4. Requiring private media companies to create an information ombudsman to ensure the journalistic integrity and social responsibility of news corporations

5. Limiting the foreign ownership of Canadian media and telecommunications industries

6. Strengthening the rights of media and telecom consumers; and

7. Enforcing “net neutrality” with clear and transparent rules to protect Canadians’ right to access freely the content of their choice.

In other words, the CRTC will continue on the road to irrelevancy, and the artificial cultural protections will erode even as they are supposedly strengthened. The Internet is a game changer, or in this case, a game killer. Within a few years bandwidth will be such that everything you've written will be pointless, and even laughable. Technology crushes cultural protectionism.

At the end of the day, ToadBrother, I suppose that, in this country and in my lifetime, my experience has left me with much more trust in arms-length public sector regulators and cultural organizations than in large media corporations. I certainly don't think they're perfect or that they don't need to be watched and checked as well.

So you'll sacrifice one special interest for another. I just want to watch what I want to watch, and I don't give a damn about cultural protections, and the fictions of arms-length regulators, who clearly have just as many axes to grind as anybody else. I don't need regulators or the governments to tell me a single thing that I watch or listen to. They have no business doing it. I'm a free agent, not some bizarre container that crappy Canadian content (crappy in large part because it's been protected by artificial barriers) can be dumped into.

Posted

I think this is fear mongering in the extreme. In fact, the big problem right now is fragmentation of markets. You're talking about a 1990s problem. The Internet solved it, though it has created all sorts of new problems.

I dont think its fearmongering at all. Corporations are increasing their ability to influence what the public believes. You really think they wont package that up and sell it? Why wouldnt they? People would definately be willing to pay.

I question things because I am human. And call no one my father who's no closer than a stranger

Posted

Maybe I'm digressing though. In any case, the real issue here is the question of whether Harper and people closely connected to him are exerting excessive influence within a media chain and an ostensibly independent regulatory body. If this is the case, I do not see how this could work in the interest of the consumer at all.

(Ultimately, I'm not necessarily saying that a Fox News-style network should be censored in Canada, just that it should be regulated like any other news network without interested interference by politicians.)

You are not digressing, you are fantasizing.

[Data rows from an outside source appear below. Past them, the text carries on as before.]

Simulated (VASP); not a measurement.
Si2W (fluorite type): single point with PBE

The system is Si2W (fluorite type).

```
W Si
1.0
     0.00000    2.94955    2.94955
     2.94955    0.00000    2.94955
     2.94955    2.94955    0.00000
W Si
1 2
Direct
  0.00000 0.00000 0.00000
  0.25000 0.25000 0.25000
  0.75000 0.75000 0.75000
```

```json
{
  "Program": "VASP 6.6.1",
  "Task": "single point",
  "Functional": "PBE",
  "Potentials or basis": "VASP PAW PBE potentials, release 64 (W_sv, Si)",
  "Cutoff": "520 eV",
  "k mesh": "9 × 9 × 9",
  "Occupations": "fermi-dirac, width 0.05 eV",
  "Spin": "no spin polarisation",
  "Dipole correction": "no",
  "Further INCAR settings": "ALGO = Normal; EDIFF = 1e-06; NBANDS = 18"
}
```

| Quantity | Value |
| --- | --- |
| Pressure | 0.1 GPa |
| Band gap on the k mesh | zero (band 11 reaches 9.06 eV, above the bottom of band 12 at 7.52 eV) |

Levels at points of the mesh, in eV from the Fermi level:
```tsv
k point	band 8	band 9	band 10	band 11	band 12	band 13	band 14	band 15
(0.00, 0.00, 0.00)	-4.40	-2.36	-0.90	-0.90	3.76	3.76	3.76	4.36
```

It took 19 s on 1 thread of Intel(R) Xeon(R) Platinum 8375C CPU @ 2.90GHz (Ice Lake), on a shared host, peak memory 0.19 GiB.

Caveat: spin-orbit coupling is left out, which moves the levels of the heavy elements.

The CRTC is not and has never been anythiong remotely like 'independent'. Where would you get such a curious idea? As with any regulatory agency, its actions are defined by the policy of government. Always has been that way for the CRTC. Govt established legislation and regulatory framework, agency acts within that framework.

What acts best for the consumer is the ability to nake reasonable choices for themselves, and the CRTC is a genrally a hindrance to that objective.

I am an adult, there is no reason whatsoever for the CRTC to tell every radio staion what they can and cannot play on my behalf. There is no reason to restrict braodcast license beyond broad adherence to law and technical equirements.

What the CRTC needs to be doing is controlling bandwidths and suignal strengths of whomever chooses to braodcast, not much more than that.

Your comment on Faux News is astonishing in its naivete and inherent contradiction. Why should Fox News or any news outlet be regulated at all beyond legal and echnical requirements? What do you fear?

The government should do something.

Posted
6. Strengthening the rights of media and telecom consumers; and

Easily accomplished by simply opeming the telecom industry to actual competition, which would lead to lower prices for Canadians, who pay far too much now and far more than other developed nations.

I don't think the NDP has that in mind though, they want control and plenty of it.

The government should do something.

Posted

Keep the regulatory functions, get rid of the ideological functions. Long and short, when I watch American TV off my satellite, I don't want to see Canadian shows. I also want to be able to select the TV channels I want and if none of them are Canadian, that's my business.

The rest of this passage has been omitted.